Exhibit 4-C
REVOLVING PROMISSORY NOTE
$10,000,000.00
June 18, 2001
Farrel Corporation
25 Main Street
Ansonia, Connecticut 06401
and
Farrel Limited
25 Main Street
Ansonia, Connecticut 06401
(Individually and collectively "Borrower")
First Union National Bank
300 Main Street
Stamford, Connecticut 06904
(Hereinafter referred to as "Bank")
Borrower promises to pay to the order of Bank, at its office indicated above or
wherever else Bank may specify to the Borrower in writing, the sum of Ten
Million and No/100 Dollars ($10,000,000.00) in lawful money of the United States
of America, the United Kingdom, or in the applicable Alternative Currency (as
defined in the Loan Agreement, hereafter defined) as the case may be, and in
immediately available funds, or such lesser sum as may be advanced and
outstanding from time to time, with interest on the unpaid principal balance at
the rate and on the terms provided in this Promissory Note (including all
renewals, extensions or modifications hereof, this "Note") and in a certain
Revolving and Term Loan Credit Agreement between Bank and Borrower dated as of
the date hereof, as the same may be modified and amended from time to time (the
"Loan Agreement").
LIMITATION OF LIABILITY OF FARREL LIMITED. It is expressly understood and agreed
that (a) the amounts loaned to Farrel Corporation hereunder are solely the
obligation of Farrel Corporation and that Farrel Limited shall have no liability
to Bank with respect to such amounts loaned to Farrel Corporation, and (b) the
amounts loaned to Farrel Limited hereunder are the joint and several obligation
of Farrel Corporation and Farrel Limited, each Borrower hereby expressly
agreeing that Farrel Corporation shall be fully liable for all amounts loaned by
Bank to Farrel Limited.
INTEREST RATE DEFINITIONS.
LIBOR-Based Rate means 1-month, 2-month, 3-month, 6-month or 12-month LIBOR.
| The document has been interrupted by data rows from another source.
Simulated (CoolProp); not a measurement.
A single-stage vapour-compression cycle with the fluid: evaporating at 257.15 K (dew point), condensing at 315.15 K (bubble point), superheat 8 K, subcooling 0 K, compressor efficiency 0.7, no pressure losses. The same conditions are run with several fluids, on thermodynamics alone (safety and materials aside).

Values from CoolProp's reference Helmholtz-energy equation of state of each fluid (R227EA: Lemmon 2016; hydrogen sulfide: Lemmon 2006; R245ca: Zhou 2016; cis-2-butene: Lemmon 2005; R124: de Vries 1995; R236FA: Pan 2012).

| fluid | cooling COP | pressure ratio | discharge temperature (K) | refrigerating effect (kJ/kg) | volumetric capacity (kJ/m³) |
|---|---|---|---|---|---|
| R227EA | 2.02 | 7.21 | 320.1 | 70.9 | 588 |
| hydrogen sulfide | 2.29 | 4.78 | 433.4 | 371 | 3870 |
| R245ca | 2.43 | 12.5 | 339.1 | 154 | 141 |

"LIBOR" is the rate for U.S. dollar/Sterling deposits with a maturity equal to
the number of months specified above, as reported on Telerate page 3750 as of
11:00 a.m., London time, on the second London business day before the relevant
Interest Period begins (or if not so reported, then as determined by Bank from
another recognized source or interbank quotation).
Prime-Based Rate. The rate of Bank's Prime Rate, as that rate may change from
time to time with changes to occur on the date Bank's Prime Rate changes
("Prime-Based Rate"). "Bank's Prime Rate" shall be that rate announced by Bank
from time to time as its prime rate and is one of several interest rate bases
used by Bank. Bank lends at rates both above and below Bank's Prime Rate, and
Borrower acknowledges that Bank's Prime Rate is not represented or intended to
be the lowest or most favorable rate of interest offered by Bank.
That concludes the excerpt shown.